Wednesday 1 April 2009

Eating With Alice

Renee of Circling My Head fame, a blog friend whom many of you know and love, wrote about how she perceives our blogland to be rather like a 21st Century salon. You know, the kind of place where like-minded individuals meet to discuss anything from babies to Baldovinetti, from poached eggs to Plato and from marigolds to Mozart?

I love the idea, and reading her post made me think of one of the most famous of 20th Century salons. Presided over by Gertrude Stein and Alice B. Toklas at their home in Paris with its remarkable collection of modern art, the apartment became a gathering place for many intellectuals, musicians, artists and writers of the day.

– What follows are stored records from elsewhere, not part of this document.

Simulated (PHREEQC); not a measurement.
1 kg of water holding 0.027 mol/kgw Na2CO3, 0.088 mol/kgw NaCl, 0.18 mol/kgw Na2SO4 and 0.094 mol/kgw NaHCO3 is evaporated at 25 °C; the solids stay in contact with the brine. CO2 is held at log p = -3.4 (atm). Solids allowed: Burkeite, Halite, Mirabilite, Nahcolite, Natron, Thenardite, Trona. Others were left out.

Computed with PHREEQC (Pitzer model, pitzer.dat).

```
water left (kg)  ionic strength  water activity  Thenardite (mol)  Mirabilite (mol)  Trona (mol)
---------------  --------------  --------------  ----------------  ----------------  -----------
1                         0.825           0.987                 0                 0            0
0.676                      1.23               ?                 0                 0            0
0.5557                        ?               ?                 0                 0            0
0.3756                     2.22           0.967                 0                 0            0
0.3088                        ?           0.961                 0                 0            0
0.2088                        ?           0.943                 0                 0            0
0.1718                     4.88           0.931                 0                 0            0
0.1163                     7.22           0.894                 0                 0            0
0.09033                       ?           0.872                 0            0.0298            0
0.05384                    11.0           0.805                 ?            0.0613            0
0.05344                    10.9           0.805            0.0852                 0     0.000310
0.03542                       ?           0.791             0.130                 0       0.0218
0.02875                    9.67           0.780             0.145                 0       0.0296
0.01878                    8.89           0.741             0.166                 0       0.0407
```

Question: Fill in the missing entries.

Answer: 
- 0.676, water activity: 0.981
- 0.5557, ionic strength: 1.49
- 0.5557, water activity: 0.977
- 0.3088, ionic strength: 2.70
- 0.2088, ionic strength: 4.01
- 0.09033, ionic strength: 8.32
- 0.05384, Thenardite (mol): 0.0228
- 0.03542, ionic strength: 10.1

Until I was given her cookbook for a birthday present by my mother a few years ago, I had no idea that Alice Toklas was also a fabulous cook. She compiled the book, with its mingling of recipes and reminiscences, while recovering from an attack of pernicious jaundice. It was written, she says, as an escape from the narrow diet and monotony of illness. Yikes, that was brave! I’d imagine it would make one feel even more ill. Not Alice.

Many of the recipes are too rich and unctuous for our modern day sensibilities. For example, this is a menu for lunch party at a house whose chatelaine was a well-known hostess and whose food was justly famous:

Aspic de Foie Gras
Salmon Sauce Hollandaise
Hare à la Royale
Hearts of Artichokes à la Isman Bavaldy
Pheasants roasted with Truffles
Lobster à la Française
Singapore Ice Cream
Berries and Fruit

What deliciousity! But can you imagine even trying to get up from the table after a meal like that?

I found a few rather more simple dishes in this extraordinary cookbook and have adapted them slightly in an attempt to make them a little less calorific.

This one is called ‘Katie’s Capon’ and it’s perfect for a weekend meal with friends and family. I use chicken rather than a capon, and serve it with baby potatoes dusted with finely chopped parsley and a simple green salad of mixed leaves and, if you have them, nasturtium petals to add colour and a bit of zing.


1 medium-sized (about 3½ pounds) chicken, preferably free-range
2 tablespoons unsalted butter
2 tablespoons extra-virgin olive oil
½ cup ruby port
½ cup orange juice
3 tablespoons heavy cream
Zest of 1 orange, grated
Salt and freshly ground black pepper


When you bring the chicken home from the market, unwrap it and sprinkle it generously with salt. Cover and refrigerate it until ready to cook. Bring the bird to room temperature before cooking and don’t rub off the salt.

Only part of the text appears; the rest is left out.